So, when I saw a shiny new tome promising a complete revisiting of long-held assumptions, I couldn't resist. Asbridge's chronology is straightforward; starting with a quick survey of Islam's rise and subsequent takeover of the Christian Holy Land, he moves to Europe to set the scene of the medieval papacy and nascent western kingships that would bring about the concept of Crusading. In a nice touch, he continues to revisit the contemporary meanings, definitions and assumptions behind crusading as it developed from an event without even a name ("crusading" was a later appellation) to the currently-understood form. From these basics, he moves us through each of the main five Crusades, deftly describing the expected peoples, places, and battles. He strikes a good balance between talking about the most important figures and key battles versus the less-glamorous but as-important topics such as trade and societal makeup that, while harder to make exciting, are very important when trying to gain a full understanding of the events.

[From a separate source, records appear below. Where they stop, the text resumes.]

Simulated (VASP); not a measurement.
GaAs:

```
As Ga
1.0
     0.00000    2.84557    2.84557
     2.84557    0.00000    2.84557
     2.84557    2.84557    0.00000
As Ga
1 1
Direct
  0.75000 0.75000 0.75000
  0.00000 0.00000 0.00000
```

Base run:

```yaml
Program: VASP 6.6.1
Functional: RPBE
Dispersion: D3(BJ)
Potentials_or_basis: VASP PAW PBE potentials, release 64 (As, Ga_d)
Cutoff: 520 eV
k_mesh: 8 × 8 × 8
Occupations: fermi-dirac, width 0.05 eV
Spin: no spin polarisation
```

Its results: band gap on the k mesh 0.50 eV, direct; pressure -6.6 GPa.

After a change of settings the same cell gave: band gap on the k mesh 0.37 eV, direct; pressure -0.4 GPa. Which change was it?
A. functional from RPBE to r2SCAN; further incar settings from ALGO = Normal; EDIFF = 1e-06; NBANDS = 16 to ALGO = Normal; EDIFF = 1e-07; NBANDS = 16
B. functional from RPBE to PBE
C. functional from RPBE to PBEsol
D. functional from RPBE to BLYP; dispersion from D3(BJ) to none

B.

Very crucially, he spends as much time covering the Arab viewpoint as he does the Christian. He also properly gives notice to the fact that, while western sources are fairly voluminous by the standards of the era, the Crusades just didn't have a major impact on the Muslim world at the time, and therefore sources from the Muslim POV are much less available. That said, he does an admirable job of situating the reader as best he can in the Muslim frame of mind during each crusade, giving admirable detail on outside pressures that might've existed, any internal dynastic or civil events that had bearing on their interactions with the Crusaders... other histories I've read of this era often fall flat in this particular regard.

He closes with an excellent overview of how the Crusades have themselves been viewed throughout history, both in the West and in the Muslim World; this may have been my favorite part of the book as it's not a topic I've ever seen covered before, much less so well.

The writing style is nice and lively as well. It reads almost like a strong historical fiction narrative, a testament not only to the author's skill but to the inherent drama of the period.

BOTTOM LINE: This will be my only answer for anyone asking for a recommendation on the period for probably years to come.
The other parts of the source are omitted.